We've heard "this will be the year of mobile" for a while now. Dharmesh Shah, co-founder and CTO of HubSpot, disagreed that 2013 was going to be the year of mobile. Why? Because, he said, the year of mobile was already past - and now we're playing catch up. With ecommerce sales from mobile growing another 15% YOY to over $60.8B, it's time to get serious about mobile.

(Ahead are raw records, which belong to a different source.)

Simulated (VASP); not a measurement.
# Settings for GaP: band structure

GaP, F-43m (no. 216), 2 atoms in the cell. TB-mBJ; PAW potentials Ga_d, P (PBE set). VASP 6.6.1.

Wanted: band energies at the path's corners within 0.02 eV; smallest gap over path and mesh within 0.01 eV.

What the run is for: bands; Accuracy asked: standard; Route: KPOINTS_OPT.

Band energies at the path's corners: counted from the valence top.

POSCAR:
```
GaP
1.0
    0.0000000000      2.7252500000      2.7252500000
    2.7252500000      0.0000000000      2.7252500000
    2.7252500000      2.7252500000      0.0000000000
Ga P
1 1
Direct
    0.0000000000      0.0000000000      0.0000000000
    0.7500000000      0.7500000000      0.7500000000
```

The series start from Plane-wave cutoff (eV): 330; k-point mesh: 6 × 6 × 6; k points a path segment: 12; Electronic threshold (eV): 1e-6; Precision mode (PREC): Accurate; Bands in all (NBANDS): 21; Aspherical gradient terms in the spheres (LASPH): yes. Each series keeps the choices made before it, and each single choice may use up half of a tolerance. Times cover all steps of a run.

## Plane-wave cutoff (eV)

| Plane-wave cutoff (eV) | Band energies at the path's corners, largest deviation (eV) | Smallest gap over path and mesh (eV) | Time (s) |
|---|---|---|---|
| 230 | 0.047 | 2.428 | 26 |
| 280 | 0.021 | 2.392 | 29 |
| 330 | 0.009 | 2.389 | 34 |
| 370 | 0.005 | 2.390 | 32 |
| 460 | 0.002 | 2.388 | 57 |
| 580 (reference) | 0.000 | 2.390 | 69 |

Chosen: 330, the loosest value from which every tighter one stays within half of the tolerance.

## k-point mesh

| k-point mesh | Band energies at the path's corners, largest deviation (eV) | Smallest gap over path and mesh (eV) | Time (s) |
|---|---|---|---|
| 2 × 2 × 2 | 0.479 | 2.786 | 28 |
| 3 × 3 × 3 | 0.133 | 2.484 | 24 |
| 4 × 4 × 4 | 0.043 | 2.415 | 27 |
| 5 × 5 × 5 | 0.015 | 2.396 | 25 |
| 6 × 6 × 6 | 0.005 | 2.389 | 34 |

Last year was a banner year for ecommerce. According to comScore, online spending had topped 2012 by 13% in the third quarter. Not too shabby, right? While ecommerce giants like Amazon and Overstock.com continued their expected success and brick-and-mortar superstars like Walmart and Target experienced major online growth, the real winners—and the ones to watch for in the coming months—were the mom-and-pop online shops and etailers designed for a niche market.
The Clear Winner
With all the success stories floating around—small businesses, big businesses, new businesses, revived businesses—many people might overlook the clear winner for 2013: mobile commerce. Reports show ecommerce’s busiest weekend was Thanksgiving through Cyber Monday, which is no real surprise. What might raise an eyebrow or two is the fact that nearly one-third of the purchases made during those days were by mobile devices. In fact, mobile shopping has increased by nearly 60% since 2012.
Looking Forward to 2014
Reminiscing isn’t a bad thing, as long as you’re willing to learn from the past. Ecommerce companies without a significant mobile presence probably learned a great deal from their losses in 2013. In order to prepare for the coming year, companies should concentrate on the technology needed for mobile marketing and sales.
Perhaps the most important is responsive design for ecommerce websites. Creating a design that shoppers can actually understand and use will go a long way toward inspiring mobile purchases. The most important aspects of a great mobile design include easy-to-read text, images that clearly show the products, plenty of space around links for clicking, and filtering options to cut down on searching and scrolling. The easier you can make the process through your mobile design, the less likely your customers are to get discouraged.
To make mobile purchases even easier, you could employ a one-click checkout process, such as the one used by Amazon. If customers have to enter their information every time they make a purchase, they may decide the hassle isn’t worth the reward. With a one-click system, you may see your mobile sales skyrocket, as buyers drop in for impulse purchases.
Responsive design and one-click purchases can definitely boost your mobile sales, but if you’re willing to take your technology one step further, consider an app for smartphones and tablets. With an app, you could cover all your bases with one program. The app could keep safe the financial personal information for individual buyers, provide suggestions based on previous purchases, help buyers locate hard-to-find products, and many other possibilities. Of course, reminding people you have an app is just another part of the battle.
Soaring Social Purchasing
One aspect of your mobile marketing plan you simply can’t forget is social media. While conflicting reports state social media’s popularity all over the place, you simply can’t deny the numbers. Of purchases made through social media platforms, 35% of Twitter buyers bought all of the products on a mobile device, 19% of Pinterest users, and 17% of Facebook users.
If you’re not planning to use more social media marketing in the coming year, you could miss out. Be sure your marketing tactics include easy-click links to your website so buyers don’t get frustrated during the purchasing process.
Savvy social marketers are also discovering ways to use Snapchat and Instagram Direct for guerilla-style marketing. The latest update from Instagram allows users to send images and captions directly to individual users rather than posting to a public board. Snapchat, of course, allows the same thing, but those images disappear after a set time. If your company’s customers fit the demographic using these tools, start determining how you might take advantage of their popularity while it lasts.
It's a good tip in general, being responsive to customers, but modern responsive design focuses on how to create a user experience on your website that customizes itself to the screen resolution of whatever device a given customer is using. If a customer visits your store from a laptop, they'll see a normal configuration. If they visit from a mobile smartphone, they'll see a version of your ecommerce store that's compressed and rearranged so that the key shopping and product discovery elements are ideally organized for easy use.
With such a large - and rapidly growing - chunk of ecommerce revenue coming from mobile devices, you can't afford to make your customers squint and scroll and tap tiny buttons to get what they want.